I think if I were to water cool, I'd do it properly. I have no reason to water cool for temperatures. I live in Ireland for goodness sake! :p Water cooling would be for fun, silence, and aesthetics. If I cheaped out it would lose either silence or aesthetics or both. The loop would then just be for the sake of it and slightly lower GPU temperatures, something that makes very little difference for Pascal. Not sure about Vega obviously, but water cooling my Fury would have been pointless. It overclocked like a potato. I couldn't even reach the frequencies of a stock Fury X. 1000Mhz is about it. I've never heard of a GPU with no factory overclocks that couldn't hit even an additional 50Mhz on the core.

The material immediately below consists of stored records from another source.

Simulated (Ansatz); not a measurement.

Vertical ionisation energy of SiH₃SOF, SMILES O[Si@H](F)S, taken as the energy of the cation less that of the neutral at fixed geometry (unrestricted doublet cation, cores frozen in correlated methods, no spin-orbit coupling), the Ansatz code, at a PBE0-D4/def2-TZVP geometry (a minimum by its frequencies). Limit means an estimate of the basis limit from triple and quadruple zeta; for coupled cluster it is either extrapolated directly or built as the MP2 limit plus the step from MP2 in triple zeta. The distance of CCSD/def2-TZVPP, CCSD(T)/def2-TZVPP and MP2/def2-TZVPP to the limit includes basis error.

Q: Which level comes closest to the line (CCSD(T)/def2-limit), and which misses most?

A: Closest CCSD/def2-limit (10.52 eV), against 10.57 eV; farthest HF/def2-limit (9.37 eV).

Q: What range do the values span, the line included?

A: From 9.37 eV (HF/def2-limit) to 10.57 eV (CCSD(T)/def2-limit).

I was so disappointed with my Fury that I lost interest in overclocking entirely. My previous GTX 970 was not much better. My Fire Strike scores were considerably lower than what others were getting at the same clock speeds. Folks told me it's because I was throttling. They suggested I modified my BIOS to stabilise my frequencies and remove GPU Boost. I spent weeks tweaking that bugger to stop throttling by the 13Mhz they seemed to think meant something and what did I gain from it? Nothing. I wasn't throttling by 13Mhz any more, but my scores did not improve. Maxwell and likely other architectures aren't tied to clock speeds alone. There are many other variables to factor in. One GTX 970 at 1500Mhz is not going to score the same as another in a different system with different RAM, different storage device, different version of Windows, etc., even with the same CPU.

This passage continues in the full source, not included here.